I was first introduced to the Kano model in a talk by the brilliant Jared Spool, and it immediately struck a chord with me. Here is a beautifully simple model to distinguish between basic and differentiating features.
The model was developed by Noriaka Kano in the 1970s and 1980s while studying quality control and customer satisfaction. It challenges the conventional belief that improving every aspect of your product or service leads to increased customer satisfaction, asserting that improving certain aspects only serves to maintain basic expectations, whereas improving other aspects can delight customers with less effort.

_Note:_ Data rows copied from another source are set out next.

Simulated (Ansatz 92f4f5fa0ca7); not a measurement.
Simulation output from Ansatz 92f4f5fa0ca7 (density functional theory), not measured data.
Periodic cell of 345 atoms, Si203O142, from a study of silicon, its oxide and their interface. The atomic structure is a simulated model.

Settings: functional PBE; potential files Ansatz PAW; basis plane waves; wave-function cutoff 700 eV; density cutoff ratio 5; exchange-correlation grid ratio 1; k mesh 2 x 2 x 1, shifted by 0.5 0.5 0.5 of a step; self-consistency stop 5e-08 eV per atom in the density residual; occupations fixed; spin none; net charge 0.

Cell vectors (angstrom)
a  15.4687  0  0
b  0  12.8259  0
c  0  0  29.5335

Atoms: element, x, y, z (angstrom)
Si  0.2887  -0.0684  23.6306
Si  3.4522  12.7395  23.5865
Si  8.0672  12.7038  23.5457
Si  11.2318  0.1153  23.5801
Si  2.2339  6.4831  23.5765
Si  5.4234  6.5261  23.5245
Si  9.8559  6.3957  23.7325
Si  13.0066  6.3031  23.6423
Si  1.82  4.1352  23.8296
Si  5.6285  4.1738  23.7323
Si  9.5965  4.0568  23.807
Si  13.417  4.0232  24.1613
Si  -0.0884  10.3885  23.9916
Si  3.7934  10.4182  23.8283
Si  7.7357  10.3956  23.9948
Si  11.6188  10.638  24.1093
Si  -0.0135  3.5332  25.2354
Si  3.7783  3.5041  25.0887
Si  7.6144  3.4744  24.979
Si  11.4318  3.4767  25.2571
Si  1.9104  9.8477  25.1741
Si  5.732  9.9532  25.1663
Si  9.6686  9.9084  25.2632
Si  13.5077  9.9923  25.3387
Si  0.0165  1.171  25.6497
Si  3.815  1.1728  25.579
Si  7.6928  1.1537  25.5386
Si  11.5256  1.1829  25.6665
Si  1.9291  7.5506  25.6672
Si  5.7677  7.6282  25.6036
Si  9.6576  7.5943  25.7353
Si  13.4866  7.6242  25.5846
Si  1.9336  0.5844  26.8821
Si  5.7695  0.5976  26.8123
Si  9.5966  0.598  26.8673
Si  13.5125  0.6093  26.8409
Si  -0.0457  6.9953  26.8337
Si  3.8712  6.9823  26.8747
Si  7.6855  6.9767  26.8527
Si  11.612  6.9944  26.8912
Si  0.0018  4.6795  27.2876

The Kano model is a simple two-axis grid, comparing product investment with customer satisfaction. The power of the Kano model comes in mapping your different features against this simple grid.
Basic Features
Basic features that a user expects to be there and work will never score highly on satisfaction, but can take inordinate amounts of effort to build and maintain.
A great example Jared used was the hot water in a hotel. Modern hotels spend a fortune ensuring that every room has hot water instantly available, night and day. The boiler in the basement is going all night and day and there are recirculating heat pumps on every floor to circulate water throughout the pipes to keep it hot. Now, no customer is going to rave on Twitter or TripAdvisor about how good the hot water in their hotel was, but if it wasn’t there, or it wasn’t hot enough, or took too long to get hot, you bet there would be a complaint, and a loud one.
No matter how much effort you put into this feature you will only ever be able to meet basic expectations. Investment in this area is all about downside protection. This doesn’t make them any less important, but it becomes crucial to understand at what point you’ve met the users’ expectations and to stop there. Any further development is a wasted effort.
One challenge with basic expectations is that a user will never tell you about them. If you sat someone down and asked them to design their perfect hotel they’d probably talk about comfortable beds, a nice TV, maybe the view, etc. They would never think to mention that they’d expect to be able to have a hot shower at 3am. You have to observe and research to find these basic expectations.
Delightful Features
At the opposite end of the spectrum are features that delight the user. These score very highly on satisfaction and in many cases may not take as much investment. Small incremental improvements here have an outsized impact on customer satisfaction.
Returning to the hotel example, you can see a lot of features that were developed to delight the customer – from the concierge to a complimentary glass of wine on arrival to the Doubletree Hilton chain that has made giving every customer a freshly baked chocolate chip cookie on check-in a central part of their experience. They bake and give out more than 60,000 cookies per day. Checking in can be a delight when you get a freshly baked cookie to go with the paperwork.
The beauty is that these features can deliver so much more user satisfaction per unit of investment than basic features. That cookie probably costs pennies compared to the hundreds of thousands of dollars spent to build and maintain the hot water system in the hotel.
Migration From Delight To Expectation
One of the most challenging aspects of the Kano model is that it predicts that all features will migrate from delightful to basic expectations. Once a user has come to expect that delightful feature – whether because you’ve had it for a while or because all their other products have it – the feature has become something they expect. The absence of that feature would now be a frustration, and you need to discover new delightful features.
By giving everyone a cookie every time they check in, and making it part of their brand promise and advertising, the cookies stop being special. Pretty soon their guests just expect the cookie and cease to be surprised or delighted by it. Again, they’d probably be pretty cross if they didn’t get it though.
Lessons For Product Managers
- Define your users’ needs in light of the Kano model. What are the basic expectations that they simply expect to be there and where would the absence of these features lead to frustration?
- Map your products and features against the Kano model. Which features are meeting basic expectations? Only invest in developing or maintaining those to the extent that you need to satisfy the customer. Which features are your delighters? Focus your efforts here and make sure you’re constantly developing new ones.
- Monitor your customer satisfaction and competition to ensure that features you think delight users haven’t slid into basic expectations and no longer help your customer satisfaction.
- Find and focus on sustainable delighters that truly differentiate your product and continue to deliver customer satisfaction over time.